As we have seen in previous works, there are numerous architectures of bio-inspired neural networks for the motor control of robots and automata. In this work, a novel bio-inspired neural network was designed for the control of the right and left actuators of a differential robot. For the latter, a reciprocal lateral inhibition circuit was used, which projects periodic cyclic signals and generates antagonistic nonlinear oscillations. The neuronal activity of these synaptic circuits with reciprocal lateral inhibition is typical of the motor control systems of periodic tasks such as breathing, swimming, or walking in vertebrates, among others.

Other approaches bring us a neat use of CPGs in order to control a sprawling quadruped robot (Suzuki et al., 2021), contributing to decentralized control with cross-couple sensory feedback to shaping body-limb coordination, which differs from previous research based on CPGs that works with inter-oscillator couplings or gait patterns based on geometric mechanics.

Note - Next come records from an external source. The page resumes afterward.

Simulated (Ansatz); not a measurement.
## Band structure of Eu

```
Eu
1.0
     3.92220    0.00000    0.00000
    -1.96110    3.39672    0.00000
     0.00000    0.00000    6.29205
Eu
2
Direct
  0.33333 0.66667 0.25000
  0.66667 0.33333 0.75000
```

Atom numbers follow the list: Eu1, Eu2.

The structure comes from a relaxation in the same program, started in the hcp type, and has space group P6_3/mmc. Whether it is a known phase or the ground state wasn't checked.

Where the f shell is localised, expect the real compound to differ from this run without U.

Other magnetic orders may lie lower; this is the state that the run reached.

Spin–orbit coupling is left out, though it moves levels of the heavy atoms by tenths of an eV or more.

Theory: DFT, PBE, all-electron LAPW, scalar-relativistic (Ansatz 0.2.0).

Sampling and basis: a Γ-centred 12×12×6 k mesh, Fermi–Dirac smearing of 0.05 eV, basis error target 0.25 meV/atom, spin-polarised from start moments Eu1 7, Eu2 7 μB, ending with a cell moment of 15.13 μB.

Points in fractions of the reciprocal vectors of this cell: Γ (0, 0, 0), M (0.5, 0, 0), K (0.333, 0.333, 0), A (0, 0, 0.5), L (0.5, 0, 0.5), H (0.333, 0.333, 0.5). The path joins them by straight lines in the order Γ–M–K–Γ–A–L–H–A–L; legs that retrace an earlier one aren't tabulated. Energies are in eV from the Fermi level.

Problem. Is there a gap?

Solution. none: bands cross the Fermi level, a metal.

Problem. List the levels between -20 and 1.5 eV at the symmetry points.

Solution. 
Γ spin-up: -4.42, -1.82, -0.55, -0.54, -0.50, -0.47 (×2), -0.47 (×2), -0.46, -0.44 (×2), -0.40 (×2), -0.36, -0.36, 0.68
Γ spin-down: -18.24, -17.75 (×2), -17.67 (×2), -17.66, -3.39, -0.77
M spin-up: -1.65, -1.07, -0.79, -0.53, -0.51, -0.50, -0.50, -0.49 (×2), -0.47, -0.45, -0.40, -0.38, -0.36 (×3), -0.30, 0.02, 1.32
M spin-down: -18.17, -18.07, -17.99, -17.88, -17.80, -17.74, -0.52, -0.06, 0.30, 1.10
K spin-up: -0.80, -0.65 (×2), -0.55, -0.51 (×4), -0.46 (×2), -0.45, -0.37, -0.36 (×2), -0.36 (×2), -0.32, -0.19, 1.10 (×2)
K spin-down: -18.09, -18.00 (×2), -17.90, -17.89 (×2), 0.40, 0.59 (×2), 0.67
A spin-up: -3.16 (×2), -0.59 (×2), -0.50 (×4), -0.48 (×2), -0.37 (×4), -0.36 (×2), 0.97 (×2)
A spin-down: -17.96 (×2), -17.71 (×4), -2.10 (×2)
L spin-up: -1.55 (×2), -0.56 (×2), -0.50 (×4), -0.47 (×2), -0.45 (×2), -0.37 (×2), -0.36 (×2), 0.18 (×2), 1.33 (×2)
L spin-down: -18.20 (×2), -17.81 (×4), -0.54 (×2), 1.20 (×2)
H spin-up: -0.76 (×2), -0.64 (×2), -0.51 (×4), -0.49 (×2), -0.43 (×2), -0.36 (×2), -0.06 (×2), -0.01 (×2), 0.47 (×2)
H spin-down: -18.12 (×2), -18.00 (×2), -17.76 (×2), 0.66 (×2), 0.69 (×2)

Ngamkajornwiwat et al. (2020) propose an online self-adaptive locomotion control technique based on the integration of a modular neural locomotion control (MNCL) and an artificial hormone mechanism (AHM) for a walking hexapod robot. Their contribution allows robot control without needing its kinematics, environmental model, and exteroceptive sensors. The technique performed relies only on a correlation between a predicted foot contact signal and the incoming foot contact signal from proprioceptive sensors. The steering and velocity regulation of the robot is achieved.

Most recent research introduces two new concepts in order to develop bio-inspired neural networks for the motor control of an automaton, the Self-Organizing Map (SOM) and the Spiking Neural Networks (SNN). Zahra et al. (2022) integrate both architectures, the SNN in a motor cortex-like differential map transforming motor plans from task-space to joint-space motor commands, and the SOM in a static map correlating joint-spaces of the robot and a teaching agent, which allows a robotic arm to learn from human actions, thus, the robotic arm learns by imitation.

Spiking Neural Network Models are based on the action potential firing temporal sequences. Usually, the leaky integrate-and-fire (LIF) neuron model is used in these networks. This model involves biophysics properties of the neuron such as membrane capacitance, conductance, and resting potential.

Current research shows wide implementations of SNN in mobile automata's navigation tasks. In Cao et al. (2015) a three-layer SNN-based controller is designed and implemented for target tracking of a mobile robot. Environmental information and target information are provided by CCD cameras, encoders, and ultrasonic sensors. The authors implemented a learning strategy based on Hebb's rule to modify the synaptic weights in the connections of the neural network (NN) in charge of the tracking task. Besides, the synaptic weights from a NN specialized in obstacle avoidance are defined by the designer and do not change in time. This strategy seeks to have more relevance in the obstacle avoidance task than that in the tracking task.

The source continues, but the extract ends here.